Also a 100nf decoupling vap across the power pins of the 555 might help, and a 10nf from pin 5 to ground, also route the wires to the inductor and output ground direct to the power source and put a 100uf or 470u cap across the source, and route the power supply lines to the 555 separately back to the power source, basically everything to the right of the 555 with its own power lines, and everything to the left with its own power lines back to the supply/battery.
If you wound the inductor its windings must be tight and close to the core, its leads to power and the fet drain must be short, to avoid parasitic oscillations.
 

eyeofjake

New Member
Bingo. We are building a custom electric match ignitor to kick off our blasting caps. This is also our detonator for several other prototype weapon systems we are using. Unfortunately, we are still a new company and don't have the funds to buy high end blasting machines that run 2-3k a piece. Pretty ridiculous.

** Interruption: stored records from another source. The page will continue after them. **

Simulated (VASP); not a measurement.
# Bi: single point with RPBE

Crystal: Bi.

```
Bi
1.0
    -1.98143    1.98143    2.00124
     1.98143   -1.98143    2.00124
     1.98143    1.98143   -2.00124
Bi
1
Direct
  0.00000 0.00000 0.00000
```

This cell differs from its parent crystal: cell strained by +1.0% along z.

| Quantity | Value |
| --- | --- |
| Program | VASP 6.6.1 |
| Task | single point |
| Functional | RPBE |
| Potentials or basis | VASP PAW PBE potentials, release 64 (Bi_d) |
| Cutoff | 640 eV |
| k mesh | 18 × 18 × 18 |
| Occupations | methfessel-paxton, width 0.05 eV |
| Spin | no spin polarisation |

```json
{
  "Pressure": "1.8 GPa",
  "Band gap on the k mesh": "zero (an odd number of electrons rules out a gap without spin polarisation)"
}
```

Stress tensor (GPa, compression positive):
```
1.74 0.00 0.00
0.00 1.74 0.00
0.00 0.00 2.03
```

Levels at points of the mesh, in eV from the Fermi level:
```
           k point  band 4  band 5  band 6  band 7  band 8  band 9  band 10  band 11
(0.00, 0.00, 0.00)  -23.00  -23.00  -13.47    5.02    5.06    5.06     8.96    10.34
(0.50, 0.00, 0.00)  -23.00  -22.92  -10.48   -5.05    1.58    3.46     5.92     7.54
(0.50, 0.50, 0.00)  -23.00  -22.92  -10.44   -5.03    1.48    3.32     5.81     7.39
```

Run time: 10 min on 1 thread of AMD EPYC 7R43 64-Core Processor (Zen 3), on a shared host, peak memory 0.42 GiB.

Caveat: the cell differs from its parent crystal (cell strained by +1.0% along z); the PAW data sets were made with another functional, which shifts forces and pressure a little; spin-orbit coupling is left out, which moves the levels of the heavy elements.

The nichrome bridges will be 4-5 mm in length of 28 or 30 gauge wire connected to 22 gauge copper wire placed into the initiator compound.

OK, so put a resistor in line to the gate of the MOSFET to drop the current, cap across the source to the 555, and a cap to ground out pin 5. I did solder a pins 2 and 6 together with a piece of wire as they are pulling the same voltage from the resistor. I wonder if they are getting shorted.

I did wind my own toroid. Ran the math and got an inductance of about 2 mH give or take. I'll swap it out for an inductor I extracted from a compact fluorescent bulb. Perhaps that should help.
 

Willen

Well-Known Member
Don't the 555 need a high voltage spike protection came from the inductor?